Why do so many subscription mailings arrive all at once?
Mailings from Business Week, Fortune and the New York Times all arrived in my mailbox a few weeks ago.
Fortune made an unbelievable “corporate” offer, about 27 cents an issue if I subscribe for three years. They can’t even mail the magazine for that, can they?
I’d change the negative guarantee (if it ever fails …) to a positive (you must be …) and I’d mention it just once or, if I had to mention it twice as Fortune does, I’d at least phrase it the same way both times.
The mailing includes a freemium, a laminated bookmark, but the whole thing is pretty stark. The OE, a double window #10, just has a single line of copy: DO NOT BEND. Odd, but maybe it gets the envelope opened. There’s no letter, no brochure, just the offer and a BRE. I guess at 27 cents an issue, there’s not much room for frills.
Businessweek offered 83% off in the same kind of stark mailing with two big differences: 1) Where Fortune had offered one, two and three year options, Businessweek offered only one year; 2) then, after the year’s up, they’re going to charge your credit card the prevailing rate for a renewal, unless you remember to tell them not to.
The New York Times offered 6 months for 50% off. I won’t subscribe to the NY Times for free until they demonstrate some integrity.

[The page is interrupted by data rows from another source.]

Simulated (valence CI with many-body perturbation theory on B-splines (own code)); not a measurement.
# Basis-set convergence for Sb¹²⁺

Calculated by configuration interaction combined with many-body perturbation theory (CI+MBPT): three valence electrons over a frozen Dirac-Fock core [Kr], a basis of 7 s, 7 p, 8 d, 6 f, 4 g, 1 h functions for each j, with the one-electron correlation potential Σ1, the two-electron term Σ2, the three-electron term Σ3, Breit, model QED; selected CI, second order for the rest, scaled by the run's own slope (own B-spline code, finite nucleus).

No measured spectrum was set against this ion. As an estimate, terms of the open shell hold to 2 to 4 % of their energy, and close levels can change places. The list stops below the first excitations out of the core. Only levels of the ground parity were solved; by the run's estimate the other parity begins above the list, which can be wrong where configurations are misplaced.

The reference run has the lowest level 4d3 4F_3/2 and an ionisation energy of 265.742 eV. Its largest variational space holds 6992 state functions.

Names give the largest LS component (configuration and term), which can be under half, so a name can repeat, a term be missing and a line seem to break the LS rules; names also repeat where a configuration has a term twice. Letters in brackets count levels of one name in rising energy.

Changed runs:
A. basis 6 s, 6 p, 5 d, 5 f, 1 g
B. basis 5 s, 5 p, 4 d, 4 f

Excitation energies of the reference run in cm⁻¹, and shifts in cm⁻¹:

All three mailings are odd because they’re so frills-free, but each is also odd for at least one unique reason. Fortune’s spectacular offer is so compelling, I might take them up on it. Businessweek put in a poison pill, that “till forbid” automatic renewal, and the NY Times replaced the truthful “Irritating one-sided news coverage, egregiously biased analysis and elitist sophomoric commentary” with “Thought-provoking news coverage, analysis and commentary”.